Full-figured and charmingly floral, Viognier is one of the most important white grapes of the northern Rhône, and the only one allowed in Condrieu and neighboring monopole (an entire appellation dedicated to just one winery), Château Grillet. It is also a blending variety in several appellations throughout the entire Rhône Valley. Viognier is grown throughout much of the rest of the wine world with some degree of success. Look for great New World examples from California, Oregon, Washington and cooler parts of Australia.
Viognier Tasting Notes
Viognier is a dry, white wine with a full body and distinctive floral aromas. Redolent of a full bouquet of flowers, stone and tropical fruits and a dash of spice. It is lower in acidity than most white wines, lending to its heavy impression on the palate, making it the perfect summer wine. While a whiff of Viognier wine might suggest sweet flavors, these wines are typically quite dry. If you love bolder white wines like Chardonnay, Viognier is something you’ll truly enjoy.
Viognier Food Pairings
Viognier wine is an intense, bold variety that can easily stand up to hearty food like pork loin with apricot stuffing, roasted chicken or chicken Kiev. Viognier also pairs well with seafood dishes like scallops seared in lemon and garlic, shrimp and pineapple kabobs or rosemary-grilled chicken!
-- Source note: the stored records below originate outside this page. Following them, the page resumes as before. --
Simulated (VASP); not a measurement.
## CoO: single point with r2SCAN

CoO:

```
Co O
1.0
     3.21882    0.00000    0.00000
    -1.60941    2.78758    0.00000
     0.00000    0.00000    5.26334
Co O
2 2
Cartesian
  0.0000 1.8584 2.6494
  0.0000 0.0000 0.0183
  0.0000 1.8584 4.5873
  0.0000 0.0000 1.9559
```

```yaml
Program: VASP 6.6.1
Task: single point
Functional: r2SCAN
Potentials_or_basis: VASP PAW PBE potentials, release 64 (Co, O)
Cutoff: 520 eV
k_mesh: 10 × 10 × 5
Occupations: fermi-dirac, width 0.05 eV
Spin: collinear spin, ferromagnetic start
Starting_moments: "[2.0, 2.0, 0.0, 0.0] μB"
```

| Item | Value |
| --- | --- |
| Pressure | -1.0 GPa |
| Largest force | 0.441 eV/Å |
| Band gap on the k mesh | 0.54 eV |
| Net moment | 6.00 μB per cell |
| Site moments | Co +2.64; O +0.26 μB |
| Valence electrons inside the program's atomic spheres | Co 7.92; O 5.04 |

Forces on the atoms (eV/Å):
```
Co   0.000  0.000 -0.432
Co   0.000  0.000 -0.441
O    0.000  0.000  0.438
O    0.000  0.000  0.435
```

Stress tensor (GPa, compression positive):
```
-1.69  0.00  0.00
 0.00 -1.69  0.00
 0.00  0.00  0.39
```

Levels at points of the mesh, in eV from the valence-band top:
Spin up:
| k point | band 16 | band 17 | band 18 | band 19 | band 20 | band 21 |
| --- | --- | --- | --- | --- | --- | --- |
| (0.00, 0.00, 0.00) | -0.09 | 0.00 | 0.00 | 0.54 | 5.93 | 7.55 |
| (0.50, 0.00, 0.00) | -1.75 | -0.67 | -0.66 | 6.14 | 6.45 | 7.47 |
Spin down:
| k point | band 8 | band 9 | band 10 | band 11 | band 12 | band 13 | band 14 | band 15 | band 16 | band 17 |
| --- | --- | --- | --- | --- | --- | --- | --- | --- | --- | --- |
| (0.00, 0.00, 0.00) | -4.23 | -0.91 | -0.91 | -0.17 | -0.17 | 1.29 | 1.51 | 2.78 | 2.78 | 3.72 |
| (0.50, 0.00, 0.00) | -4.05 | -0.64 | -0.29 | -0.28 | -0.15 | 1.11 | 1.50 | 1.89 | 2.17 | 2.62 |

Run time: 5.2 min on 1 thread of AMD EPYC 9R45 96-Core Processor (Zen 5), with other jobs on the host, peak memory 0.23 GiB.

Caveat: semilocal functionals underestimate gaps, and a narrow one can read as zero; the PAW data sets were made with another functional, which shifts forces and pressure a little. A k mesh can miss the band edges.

Sommelier Secrets for Viognier
While Viognier is a white grape, it also plays an important role in the red wines of Côte Rôtie in the northern Rhône. About 5% Viognier is typically co-fermented with the Syrah in order to stabilize the color, and as an added benefit, add a subtle perfume. Viognier’s alcohol by volume (ABV) ranges anywhere from 13.5%-15%, and though it may seem like a subtle jump, the difference can make a huge difference on the palate. Lighter Viogniers are typically under 14% ABV while richer, bolder, fruit-forward styles are higher in alcohol.